Could she accept a majority which was secured only with support from some of the Eurosceptic forces in the parliament, like the Polish Law and Justice members of the European Conservatives and Reformists (ECR) group? Yes, but there “cannot be a compromise on the rule of law”, she is said to have insisted to the group when she met them.
And it’s not enough to tick the boxes. On climate change there is a delicate political line to tread
She will not say whether Timmermans, back as first vice-president as part of the leaders’ deal, will get the same job of rule-of-law enforcer that so antagonised Warsaw and Budapest. But she wants to depersonalise the issue and reduce the “fierceness” of discusssions.
She is also reaching out the parliament as a whole, promising to revamp the broken Spitzenkandidat system, backing the Macron-supported idea of “transnational lists” in elections – a prospect viewed with much unease in the smaller states – and promising to look at giving the parliament some right to initiate legislation.

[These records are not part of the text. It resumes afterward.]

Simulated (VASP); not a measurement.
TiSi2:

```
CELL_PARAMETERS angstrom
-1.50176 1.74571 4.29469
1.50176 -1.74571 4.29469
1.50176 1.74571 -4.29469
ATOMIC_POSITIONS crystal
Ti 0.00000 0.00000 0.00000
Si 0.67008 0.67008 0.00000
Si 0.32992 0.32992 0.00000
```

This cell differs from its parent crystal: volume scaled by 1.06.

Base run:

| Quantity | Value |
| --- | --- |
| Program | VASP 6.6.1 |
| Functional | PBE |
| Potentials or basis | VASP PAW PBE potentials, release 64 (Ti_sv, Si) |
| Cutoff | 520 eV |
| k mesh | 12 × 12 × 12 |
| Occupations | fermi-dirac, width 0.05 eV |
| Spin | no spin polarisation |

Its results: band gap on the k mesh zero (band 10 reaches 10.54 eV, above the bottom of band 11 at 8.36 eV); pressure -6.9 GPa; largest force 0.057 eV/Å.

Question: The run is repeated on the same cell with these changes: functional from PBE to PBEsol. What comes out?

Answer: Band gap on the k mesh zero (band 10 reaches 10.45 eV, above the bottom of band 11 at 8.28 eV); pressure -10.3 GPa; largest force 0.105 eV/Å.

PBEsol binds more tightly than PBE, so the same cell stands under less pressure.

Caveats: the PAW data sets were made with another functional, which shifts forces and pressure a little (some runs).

MEPs have complained for years that the commission’s “sole right of initiative” has deprived them of an essential feature of a true parliament.
She promises much more intensive dialogue with MEPs, the co-legislators, and is said to admire Michel Barnier’s close relationship with the parliament which she sees as a model for future exchanges.
On priorities she has also been pressing the right buttons for MEPs: Climate change; migration reform, particularly the so-called Dublin regulation; the digital economy; a minimum wage; the rule of law; and gender balance. On Brexit she remains committed to not reopening the withdrawal agreement.
And it’s not enough to tick the boxes. On climate change there is a delicate political line to tread. An “equilibrium”, she is understood to call it, between the principle of extracting a price for CO2 through an emissions trading system that needs reform and ensuring a level playing field for industry and small to medium-sized enterprises. She also wants to avoid “carbon leakage” of jobs, compensating those most dependent on coal, like the Poles.
It’s not an easy balancing trick – the Greens have added her lack of climate ambition to their objections to the method of her selection as justifications for opposing her. The ECR appreciates her “softer” line on the rule-of-law confrontation, but is wavering. The hard left will vote against her with the hard-line populists.
A refusal by the parliament to back Von der Leyen would take the union into uncharted waters – especially given that other parts of the post’s package are difficult to unwind – and the difficulty of finding another candidate who could rally sufficient support from national leaders.
A delay would complicate the appointment and ratification of the new commission and exacerbate the crucial challenge of agreeing a new multiannual budget in time. Observers suspect, however that she will make it on Tuesday, albeit perhaps not with the 400 votes her supporters would like.